Rome Plows – Modern Methods and Classic Styles Collide


Melanie Wiesen


New Beer Release Post

Balanced in composition and defiant in spirit, our Italian Pilsner returns.

Rome Plows made a massive first impression this past winter when it bulldozed its way into Wye. A bit of mystery still shrouds the Italian Pilsner– a style considered by some as “holistic” and a “meditation of beers.”

“A Kind of Pils”

There are several types of pilsners, and many of them are attached to regions. The two most popular are Czech and German pilsners. The Czech pilsner originated out of Pilsen in the Czech Republic and is arguably the most influential beer style of all time. Clear gold in color with spicy hops and mild malt/bread flavors, it became the global blueprint for pilsners.

A German-style pilsner is drier with a light yellow color and veers more towards floral, herbal, hay flavors. Significantly less hoppy than a Czech-style pilsner, it leans into the German fondness for malt.

With its unique flavor and balance, the Italian-style pilsner exists in the interface of the Czech and German versions of the style.
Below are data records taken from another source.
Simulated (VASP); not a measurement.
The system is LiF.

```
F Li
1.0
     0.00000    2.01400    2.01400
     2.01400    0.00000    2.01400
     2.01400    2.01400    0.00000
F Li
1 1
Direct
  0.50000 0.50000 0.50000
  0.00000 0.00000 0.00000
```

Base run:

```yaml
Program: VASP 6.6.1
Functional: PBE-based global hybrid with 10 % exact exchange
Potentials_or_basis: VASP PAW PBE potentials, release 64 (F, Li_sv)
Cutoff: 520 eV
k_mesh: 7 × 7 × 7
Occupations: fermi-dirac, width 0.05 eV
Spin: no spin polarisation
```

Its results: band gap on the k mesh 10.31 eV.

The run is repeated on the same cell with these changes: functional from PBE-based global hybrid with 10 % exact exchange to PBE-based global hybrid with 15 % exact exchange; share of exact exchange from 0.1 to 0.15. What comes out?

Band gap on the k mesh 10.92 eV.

A mere infant in the vast history of beer, the Italian pilsner was first brewed by Birrifico Italiano in Limido, Comasco, Italy in 1996. They created the world-famous Tipopils (Italian for “a kind of pils), and claimed it as the first dry-hopped pilsner ever.

Dry Spell

A paramount of this particular pilsner is the process of dry hopping– adding hops late in the brewing process. This creates a more aromatic hop presence. So, although the creation of an Italian pilsner involves a near IPA-level of hopping, the result is very subtly bitter. Delicately herbal and hoppy. It remains characteristically light and refreshing, as well.

To create Rome Plows, the brewers used Carolina Gold from Carolina Malt House– a flavorful pale base-malt that is rich in character (and one of our house favorites). They tactfully used Hallertauer Mittelfrüh, a classic and delicious German Noble hop. To dry hop, they called upon the very European-style American hop, Contessa (fittingly meaning ‘countess’ in Italian).

Flavor profiles of European hops lend the spicy/herby qualities that are coveted in an Italian pilsner. New-age American hops tend to be more fruit-forward, and the resulting flavor would be too overpowering in this style. Also, Contessa has a much much lower percentage of Alpha Acid (the main bittering component in hops) than the majority of American hops.  

Rome Plows represents the very best of what makes an Italian pilsner such a fascinating, balanced take on the most classic of styles. It’s delightfully light, with just a bit of bitterness. It is approachable, but complex. 

“Pick a side, pick a spot”

Nearly all of our beers are named for songs, albums or lyrics that are important to the brewers. Greg Winget, Director of Brewing Operations, said that musical motivation for naming Rome Plows was particularly important, and corresponds directly to the art on the beer’s label.

Rome Plows was derived from “Here Come the Rome Plows,” by early 90s post-hardcore band, Drive Like Jehu.

“There’s a really strong Anti-Imperialist message that we thought was really fun to juxtapose to Roman Empire imagery. So, that’s why the can has a bulldozer running over Roman statuary,” Greg said. “Rome plows were bulldozers that they used in Vietnam to blow down the jungle, so that Viet Cong couldn’t hide from them. They were 24-ton, tractor-sized bulldozers with a massive steel blade on the front that they would crash into the jungle in Vietnam and decimate the entire forest, just to scare out a few Vietnamese resistance fighters.”

To-go cans of Rome Plows will return to Wye Hill this Friday, and it will also be available on draft.